Wednesday, August 15, 2018

Staff Recommends Approval for Remodel on old Alessandro's Building Downtown

The Historic Landmarks Commission meets tomorrow the 16th, and the Staff Report recommends approval for the remodel on 120 Commercial St NE, the old Alessandro's/Spaghetti Warehouse building.

Proposal to add patio seating, firepit, and open the front porch
(from the Staff Report)
Even though parts of the building may be quite old, the building has been so remodeled over the years that the whole of it is formally identified as "non-contributing" in the Downtown Historic District. So further remodeling is not much regarded as harming anything and it just has to be generally friendly with its more historic neighbors. The Staff Report finds that the proposal is reasonable and does this. So there's not much of interest to say about that. The outdoor seating, recessed from the sidewalk a little, and sheltered by a roof, looks like a very nice addition, and it's hard to quibble with anything.

But in the historic discussion there's a little bit of new information! Some of it is just new here, but some of it might be new more generally.

The building site, you might recall, has been a frequent source of confusion. It's almost like a "Bermuda Triangle" for misidentification!

The first building on the site was apparently a livery barn and stables. The caption in the Library's photo collection says 1895, but this is plainly in error. The Staff Report cites a newspaper article from 1947 that dates the image to January, 1862.

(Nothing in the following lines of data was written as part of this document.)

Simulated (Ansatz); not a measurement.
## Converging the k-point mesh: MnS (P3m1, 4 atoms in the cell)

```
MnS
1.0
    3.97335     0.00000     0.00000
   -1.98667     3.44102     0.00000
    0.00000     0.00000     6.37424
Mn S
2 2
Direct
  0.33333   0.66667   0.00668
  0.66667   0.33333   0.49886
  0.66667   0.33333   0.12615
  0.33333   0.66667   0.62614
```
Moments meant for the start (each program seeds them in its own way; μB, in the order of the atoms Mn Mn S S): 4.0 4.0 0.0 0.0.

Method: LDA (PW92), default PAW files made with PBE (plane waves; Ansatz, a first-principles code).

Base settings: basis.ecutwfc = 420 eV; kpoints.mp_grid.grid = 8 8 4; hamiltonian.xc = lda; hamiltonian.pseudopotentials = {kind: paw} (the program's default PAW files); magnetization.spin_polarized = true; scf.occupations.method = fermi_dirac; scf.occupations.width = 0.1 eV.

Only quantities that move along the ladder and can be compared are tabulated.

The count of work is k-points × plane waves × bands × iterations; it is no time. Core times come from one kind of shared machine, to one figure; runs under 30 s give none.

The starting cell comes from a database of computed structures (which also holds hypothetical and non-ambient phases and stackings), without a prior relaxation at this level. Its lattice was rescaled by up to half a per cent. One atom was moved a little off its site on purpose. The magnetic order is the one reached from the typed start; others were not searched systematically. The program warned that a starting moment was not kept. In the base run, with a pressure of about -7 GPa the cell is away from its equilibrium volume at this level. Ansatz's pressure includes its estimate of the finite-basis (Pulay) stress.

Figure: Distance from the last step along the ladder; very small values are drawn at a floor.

A livery stable from the 1860s, not 1895
(Salem Library Historic Photos)
From the Staff Report:
The Durbin Brothers (Solomon and C.J., and later Isaac) had a livery at this corner as early as 1853. In 1867, the livery burned down and the brothers elected to build a new one at the same spot. They built a whole brick block, including a new livery, which the local newspaper referred to as Durbin's Block.
That new brick block appears to be captured in a couple of images from horse fairs in the early 1880s. One photo seems to be taken in sun, the other under overcast skies, so it's not clear they were taken in the same session. But they can be spliced together to give a sense for the larger context at State and Commercial.

State & Commercial looking northeast, 1880s
(Composited from two "Horse Fair" images from the 1880s.
The north one on left is low-res, the south one is very high-res.
Salem Library Historic Photos)
If you click through the higher resolution image, you can see the Adolph Block under the eyeglasses as well as the First Methodist spire.

The brick block was remodeled for the first time:
In the 1890s, the livery moved and the building housed a hardware store. In 1892, the YMCA raised the roofline and remodeled the top portion of the old livery as rooms. In the remodel, the facade of the building was drastically altered.
Pre-1892 and post-1892 remodel - from Staff Report
This first transition from three window bays to five window bays as well as raising the roof has largely been unremarked and maybe even unrecorded until now. So that was interesting to learn about.

Errantly identified with the Greenbaum building
(248 is a red herring!),
this is in fact 120 Commercial St NE,
not 248 or 298 Commercial St NE.
(Salem Library Historic Photos)
The five bay version has created more confusion. You may recall that the address change of 1904 has caused some over the years to identify the building with Greenbaum's and the Eldridge block, even though Greenbaum's has a seven-bay facade.

That version was remodeled in 1946, but the building that we know today mostly came from a third remodel in 1962, and freshened up in 1990 with the Willamette Brew Pub -  which was too early for Salem, but would fit nicely in our pub and brewery market today.

So with very little remaining from the 19th or early 20th century, you can see why the building is regarded as "non-contributing."

At the same time, the rhetoric of "drastically altered" is a little bit of an appeal to a static notion of history, and to a notion of pristine origins whose character might have been preserved and which generally we should want to preserve. This at least partially denies the value of a building's evolution in history.

We should instead appreciate that the building was not just demolished but has been able to adapt to many different needs, ranging from the stable to the YMCA to a furniture store and so on. The building has enjoyed a varied life and contributed to a number of different commercial enterprises. That it has been so remodeled is not merely a loss. It is considerably more nuanced and ambivalent with positive value as well.

We used to have a whole, intact block here.
See notes on Safeway, bike dealers Shipp & Hauser,
and on the 1913 Moose Carnival Panorama.
(Salem Library Historic Photos)
The real loss to history and to the life of a city is demolition and the resulting surface parking lot. Our current preservation framework is dismissive of standing but modified buildings. It focuses too much on the aesthetics and visual sense of older buildings, and not enough on the urban fabric and on disruptions wrought by our autoism. It is itself a product of autoism and blind to the historicity of our current autoist phase.

Three buildings demolished
and now surface parking lot (detail)
Even "remuddled" and "non-contributing," the current instance of 120 Commercial Street actually contributes more to downtown than the void of the demolished buildings' footprints.

The Historic Landmarks Commission meets Thursday the 16th at 5:30pm in Council Chambers at City Hall.


Unknown said...

Thank you for this article. I enjoy reading your take on the historical reflections in Salem!

Salem Breakfast on Bikes said...

The Staff Report was accepted straight-up and the proposal received an equally straight-up approval.